Timely, punctual and continuous payment of hire in advance is a primary obligation of the charterer and also an absolute one which, as Lord Wright said in The Petrofina  2 All ER 939 at p.946, is not excused by accident or inadvertence.
Per Crane J. in Hyundai Merchant Marine Co. Ltd. v Furness Withy (Australia) Pty (The Doric Pride) EWHC 945 (Comm) at para 16:
… it is clear on authority that, in the context of a charter-party, a vessel is detained when, as a result of some geographical or physical constraint upon her movement, she is prevented from proceeding as directed under the charter-party. If there is some physical or geographical constraint on a vessel’s movement which prevents her from proceeding on the course directed by charterers, the fact that she is not prevented from proceeding elsewhere does not negate "detention". As Mr. Justice Kerr held in The Mareva A/S  1 Lloyd’s Rep. 368, when considering the meaning of "detention by average accidents to ship or cargo" in clause 15 of the NYPE form:
I think that it is intended to refer to some physical or geographical constraint upon the vessel’s movements in relation to her service under the charter.[page 382]
Thus whether or not the vessel’s movements are confined depends upon her ability to proceed as directed under the charter, not upon her freedom of movement in a less specific sense.

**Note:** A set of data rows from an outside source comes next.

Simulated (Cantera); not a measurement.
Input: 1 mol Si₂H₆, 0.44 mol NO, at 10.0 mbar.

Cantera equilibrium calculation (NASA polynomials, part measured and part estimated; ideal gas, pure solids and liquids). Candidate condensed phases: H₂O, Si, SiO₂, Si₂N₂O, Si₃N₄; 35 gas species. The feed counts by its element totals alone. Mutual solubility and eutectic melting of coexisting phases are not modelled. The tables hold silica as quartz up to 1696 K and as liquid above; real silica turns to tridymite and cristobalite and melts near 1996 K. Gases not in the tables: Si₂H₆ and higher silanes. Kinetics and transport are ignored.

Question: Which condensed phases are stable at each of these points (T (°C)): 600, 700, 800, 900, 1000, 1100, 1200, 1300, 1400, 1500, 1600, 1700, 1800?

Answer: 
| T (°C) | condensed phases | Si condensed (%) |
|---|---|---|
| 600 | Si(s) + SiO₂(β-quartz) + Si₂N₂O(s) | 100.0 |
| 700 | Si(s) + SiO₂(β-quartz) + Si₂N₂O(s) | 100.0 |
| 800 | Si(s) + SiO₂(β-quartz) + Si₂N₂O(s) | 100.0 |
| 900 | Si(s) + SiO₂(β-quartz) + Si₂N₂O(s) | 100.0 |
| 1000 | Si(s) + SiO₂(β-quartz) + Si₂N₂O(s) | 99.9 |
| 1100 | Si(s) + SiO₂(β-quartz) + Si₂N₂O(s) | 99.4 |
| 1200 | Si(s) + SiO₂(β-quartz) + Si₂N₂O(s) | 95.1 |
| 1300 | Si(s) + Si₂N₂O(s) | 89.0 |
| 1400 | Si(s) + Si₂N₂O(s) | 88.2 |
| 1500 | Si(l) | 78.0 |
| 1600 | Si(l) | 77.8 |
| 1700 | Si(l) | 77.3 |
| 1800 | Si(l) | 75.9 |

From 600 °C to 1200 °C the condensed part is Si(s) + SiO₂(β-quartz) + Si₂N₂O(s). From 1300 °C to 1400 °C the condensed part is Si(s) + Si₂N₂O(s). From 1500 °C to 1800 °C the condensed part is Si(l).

In ST Shipping and Transport Pte Ltd v Space Shipping Ltd (The CV STEALTH)  EWHC 880 (Comm) per Popplewell J. at para 33:
Clause 28 makes no reference to voyage orders, but merely to the undertaking of a voyage. If the increased risk materialises in the course of a voyage, the clause comes into effect irrespective of whether it arises subsequently to the original voyage orders. In the analogous circumstances of safe port warranties in time charters, the contractual promise is a continuing one, such that if a port is prospectively safe when the order to proceed there is given, but becomes unsafe at a time when a time charterer could give a fresh order in time for the vessel to comply with it and avoid the unsafety, the time charterer is in breach of the warranty: see Kodros Shipping Corporation v Empresa Cubana de Fletes (The "Evia" (No 2))  2 Lloyd’s Reports 309 per Lord Diplock at 310 and per Lord Roskill at pp. 319-320. Similar principles apply to clause 28 of the Shelltime 4 form. If the vessel is ordered to a port at a time when there is no materially increased risk of capture or seizure, but such a risk arises whilst she is en route, clause 28 would entitle the Owners to refuse to continue to comply with the order, if they were aware of it; and in the event of continued compliance, the charterers would be in breach of clause 28, provided that the risk arose before it became impossible for the charterers to give fresh orders which could be complied with in time to avoid the risk. It is common ground that breach of clause 28 does not depend upon any knowledge of the increased risk on the part of the Charterers: see Ullises Shipping Corp v Fal Shipping Co Ltd (The "GREEK FIGHTER")  EWHC 1729 (Comm) at paragraph 286.